Feel the Heat
The rapid demise of the president's popularity and power has not escaped his attention, nor will it be tolerated by his team trained in hardball Chicago politics. It's one thing to foul up the Gulf of Mexico. It's another to threaten those who control the world's most valuable political franchise. But that's exactly what BP's arrogance and incompetence did.
The president doesn't need to cast off his corporate-friendly cloak to know what to do here. At the very least, BP must appear to go down. In reality, an ever more demanding public wants revenge, not just for BP's crimes, but for the collective looting of the Treasury by Wall Street and the big banks.
BP and it's senior management are useful scapegoats to mollify public discontent and satisfy the cries for justice, no matter how loosely related to that aim BP's punishment might be. Their stock is down, they face the loss of $20 billion to start, and the damage to their already poor reputation could make room for gains by U.S. oil giants. There is little love for BP among that group as evidenced by the scathing findings on BP's Texas explosion. The report was produced by a team headed by James Baker.
The public needs a villain. Since no one in power will take on the real villains, crony capitalism and Wall Street fraud, BP will have to do.

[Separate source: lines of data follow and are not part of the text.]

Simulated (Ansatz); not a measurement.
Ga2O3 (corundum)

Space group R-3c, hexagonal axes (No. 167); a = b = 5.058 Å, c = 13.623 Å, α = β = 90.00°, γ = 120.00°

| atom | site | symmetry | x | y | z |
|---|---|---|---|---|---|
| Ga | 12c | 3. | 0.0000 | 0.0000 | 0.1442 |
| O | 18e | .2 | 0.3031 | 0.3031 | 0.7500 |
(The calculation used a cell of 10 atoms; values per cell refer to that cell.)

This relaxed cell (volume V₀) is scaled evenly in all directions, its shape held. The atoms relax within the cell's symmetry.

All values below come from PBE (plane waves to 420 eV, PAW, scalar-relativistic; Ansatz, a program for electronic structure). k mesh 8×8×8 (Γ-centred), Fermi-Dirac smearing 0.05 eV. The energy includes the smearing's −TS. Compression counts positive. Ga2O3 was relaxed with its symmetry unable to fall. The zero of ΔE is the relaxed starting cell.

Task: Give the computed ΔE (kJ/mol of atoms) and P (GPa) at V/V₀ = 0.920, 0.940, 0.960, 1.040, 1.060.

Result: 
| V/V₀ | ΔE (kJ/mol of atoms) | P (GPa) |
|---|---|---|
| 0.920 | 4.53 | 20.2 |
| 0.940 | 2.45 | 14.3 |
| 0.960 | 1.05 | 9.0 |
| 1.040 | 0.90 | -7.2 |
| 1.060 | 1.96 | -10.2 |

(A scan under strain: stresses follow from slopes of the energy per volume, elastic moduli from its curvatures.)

It should get ugly very soon. But BP will lose. They have to. There are much more important issues, however.
How much longer will the citizens of the United States have to tolerate a political system that is rigged to make winners of losers, install followers posing as leaders, and transfer wealth from nearly everyone to the those very few in gated communities. There's never a spill of any kind there that isn't cleaned up promptly.